FlyLady Shares How 15 Minutes Can Declutter Your Home

By Vince Mancuso, Storage.com

Storage.com is an advocate of a cleaner home, whether through helpful tips for tackling clutter or the use of a storage unit.

Whether you’re living in a one-bedroom apartment or a house fit to hold a family of six, there is always that one space that acts as a gravitational well of seasonal clothes, toys, magazines, and other junk. The universal catch-all space may range in size from a table top to an entire garage, but it’s still a waste on your home’s usable square footage.

To help people take back their storage real estate at home, Storage.com spoke with Marla Cilley, more widely-recognized as the FlyLady, on decluttering tips for your home. Marla has helped hundreds of thousands people organize their lives and homes through housekeeping and life advice through the FlyLady system, which recommends a slow and steady approach to organizing catch-all spaces.

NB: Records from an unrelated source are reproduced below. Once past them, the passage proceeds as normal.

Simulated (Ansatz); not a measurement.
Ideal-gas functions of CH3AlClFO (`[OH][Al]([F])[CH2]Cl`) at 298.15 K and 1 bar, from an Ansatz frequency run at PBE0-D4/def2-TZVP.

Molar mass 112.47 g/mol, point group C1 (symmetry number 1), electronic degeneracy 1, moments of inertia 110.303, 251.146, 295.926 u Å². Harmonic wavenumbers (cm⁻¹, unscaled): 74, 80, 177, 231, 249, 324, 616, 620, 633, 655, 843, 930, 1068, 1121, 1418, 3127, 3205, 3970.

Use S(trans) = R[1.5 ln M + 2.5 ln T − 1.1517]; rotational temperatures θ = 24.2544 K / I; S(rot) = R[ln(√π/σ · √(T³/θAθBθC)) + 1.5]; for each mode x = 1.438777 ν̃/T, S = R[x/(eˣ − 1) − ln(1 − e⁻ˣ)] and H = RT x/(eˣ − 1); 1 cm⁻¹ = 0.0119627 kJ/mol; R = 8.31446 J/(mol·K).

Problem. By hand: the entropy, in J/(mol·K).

“Every home has one,” Marla says. “For me, it was my extra bedroom. It just becomes so bad, I mean, my extra bedroom, before I got organized, was piled to the ceiling.” The bedroom now serves as her home office, and she says it only took about 15 minutes a day over the course of six to eight months to declutter the room.

To declutter a closet, a room, or your entire home, the FlyLady says to set a timer for 15 minutes and take a manageable amount of items, such as a bag or box, from your catch-all space. While the perfectionist may struggle with not getting the whole area cleaned at once, it’s important to avoid getting overwhelmed.

“Don’t pull out what you can’t put away in an hour,” she says. “We don’t have big blocks of time [to declutter,] and if we do, you better be spending it with your family.”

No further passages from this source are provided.